Creates a new BGP (Border Gateway Protocol) peer.
remoteaddr | Specifies an IP address of the BGP neighbor. |
as-number | Specifies a remote AS number. The range is 1 to 4294967295. |
multi-hop | Specifies to allow connections to EBGP peers that are not directly connected. |
N/A.
You can specify an IPv4 or IPv6 address for the BGP peer. The address can be a global unicast or a link-local address. IPv6 link-local remote addresses are supported only for EBGP single-hop peerings.
If the multihop keyword is not specified, the IP addresses of the EBGP speaker and peer must belong to the same subnet.
The AS number is a 4-byte AS number in either the ASPLAIN or the ASDOT format as described in RFC 5396, Textual Representation of Autonomous System (AS) Numbers.

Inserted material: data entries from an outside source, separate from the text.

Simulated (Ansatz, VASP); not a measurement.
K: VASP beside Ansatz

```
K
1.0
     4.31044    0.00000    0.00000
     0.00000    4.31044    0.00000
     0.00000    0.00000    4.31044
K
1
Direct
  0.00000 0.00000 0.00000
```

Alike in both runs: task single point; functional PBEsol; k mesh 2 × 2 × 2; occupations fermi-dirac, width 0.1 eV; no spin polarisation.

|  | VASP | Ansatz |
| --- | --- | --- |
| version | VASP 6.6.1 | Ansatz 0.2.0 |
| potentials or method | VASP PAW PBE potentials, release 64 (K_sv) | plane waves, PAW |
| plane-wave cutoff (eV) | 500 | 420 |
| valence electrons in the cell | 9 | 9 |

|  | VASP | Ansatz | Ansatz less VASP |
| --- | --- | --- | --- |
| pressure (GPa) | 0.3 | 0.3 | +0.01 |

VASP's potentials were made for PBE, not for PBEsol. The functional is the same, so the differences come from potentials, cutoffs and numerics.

If the AS number is the same as the AS number provided in the configure bgp as command, then the peer is consider an IBGP peer, otherwise the neighbor is an EBGP peer. The BGP session to a newly created peer is not started until the enable bgp neighbor command is issued.
The following command specifies a BGP peer AS number using the ASPLAIN 4-byte AS number format:
create bgp neighbor 10.0.0.1 remote-AS-number 65540
The following command specifies a BGP peer AS number using the ASDOT 4-byte AS number format:
create bgp neighbor 10.0.0.1 remote-AS-number 1.5
The following command specifies a BGP peer using an IPv6 address:
create bgp neighbor fe80::204:96ff:fe1e:a8f1%vlan1 remote-AS-number 200
The following example specifies how to create a neighbor peer group in a VRF (PE – CE neighbor session):
virtual-router <vr_vrf_name> create bgp neighbor <remoteaddr> remote-AS-number <asNumber> {multi-hop} create bgp neighbor <remoteaddr> peer-group <peer-group-name> {multi-hop} delete bgp [{neighbor} <remoteaddr> | neighbor all ] [create | delete] bgp peer-group <peer-group-name>
BGP maintains a separate RIB (RIB-In, RIB-Loc and RIB-Out) for each of the VRF it is configured to run. So routes received from a peer in VRF1 are not mixed up with routes from a peer in VRF2. Additionally, BGP routes in a VRF are regular IPv4 routes of address family ipv4. The BGP decision algorithm occurs inside a VRF and is not impacted by any BGP activity in other VRF.There can be two BGP neighbors with the same peer IP address in two different VRFs.
This command was first available in ExtremeXOS 10.1.
This command required a specific license in ExtremeXOS 11.1.
Support for 4-byte AS numbers was first available in ExtremeXOS 12.4.
Support for IPv6 was added in ExtremeXOS 12.6 BGP.
Support for L3 VPN was added in ExtremeXOS 15.3.
This command is available on platforms that support the appropriate license. For complete information about software licensing, including how to obtain and upgrade your license and which licenses support the BGP feature, see the ExtremeXOS 22.6 Feature License Requirements document.